Rev. Tobias Haller, rector of Saint James Episcopal Church in the Bronx and a member of the House of Deputies Committee on Consecration of Bishops, told Virtue Online after the briefing that he sees no grounds for reversing the ordination of Bishop Robinson. "I don't think at this point any have been brought up that would be persuasive." Simply because other provinces of the international Anglican Communion do not approve of an Episcopal Church decision does not compel the church to make a reversal, he said.

Second, the church will elect a new presiding bishop for the next nine years, to replace Bishop Frank Griswold.

Asked at the press briefing whether the Anglican rift will be consequential in the presiding bishop election, Bishop Gordon Scruton of the Diocese of Western Massachusetts, who sits on the Constitution Committee, replied, "I certainly think it will be an important part of the issue ... There hasn't been lots of politicking about this at all."

Bishop Sergio Carranza of the diocese of Los Angeles who sits on the Prayer Book and Liturgy Committee, added, "We will place ourselves in the hands of the Holy Spirit and certainly that [issue] will be in the back of our minds."

Among the candidates for presiding bishop is one woman, the Right Rev. Katharine Jefferts Schori, Bishop of Nevada. According to Canon Williams, "The role of women in the Episcopate is affirmed by provinces other than the Episcopal Church." Noting that the suffragan bishop of New York, the Right Rev. Catharine Roskam, is well-received within her diocese, Rev. Haller stated, "I think there would be a sense of welcome rather than a friction."

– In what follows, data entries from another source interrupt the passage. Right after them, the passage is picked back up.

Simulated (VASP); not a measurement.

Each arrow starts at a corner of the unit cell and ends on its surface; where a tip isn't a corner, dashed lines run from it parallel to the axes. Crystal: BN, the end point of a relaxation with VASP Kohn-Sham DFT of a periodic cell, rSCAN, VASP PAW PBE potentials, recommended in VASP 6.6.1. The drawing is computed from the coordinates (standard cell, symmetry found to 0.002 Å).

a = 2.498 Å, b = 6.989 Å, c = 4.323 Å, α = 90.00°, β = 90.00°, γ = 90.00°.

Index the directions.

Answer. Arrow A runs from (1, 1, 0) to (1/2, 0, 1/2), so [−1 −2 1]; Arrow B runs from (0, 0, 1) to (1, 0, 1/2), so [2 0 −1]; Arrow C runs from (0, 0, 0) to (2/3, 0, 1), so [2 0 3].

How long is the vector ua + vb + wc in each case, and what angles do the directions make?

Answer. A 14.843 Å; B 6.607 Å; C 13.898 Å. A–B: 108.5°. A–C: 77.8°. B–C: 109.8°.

In addition to electing a new presiding bishop, the Convention will choose whether to confirm the election of four bishops, including Bishop-elect Mark Andrus of the diocese of California. Virtue Online first reported that Andrus had a confidentiality agreement when he was a curate in Pennsylvania, which Rev. Haller says "may be an issue" for the Committee on Consecration of Bishops.

Haller says also that the Committee on the Consecration of Bishops will be asking bishops-elect "how [the division in the international Anglican Communion] will affect them ... because they're the ones who as bishops will be facing the issue."

Not only does the Episcopal Church face alienation from its global fellowship, it must address a rapid decline of church attendance as well.

Canon Williams explained to the press briefing that the theme of the General Convention is "Come and Grow." A recent Gallup survey shows that Episcopalians are the least likely Christians in the United States to attend church on a weekly basis. The Standing Commission on Domestic Mission and Evangelism cites an "alarming decline in attendance," particularly over the past few years. Furthermore, the church has had difficulty attracting young people.

Delegates to the 75th Episcopal General Convention will be discussing the church's "20/20" strategy for doubling church attendance by 2020.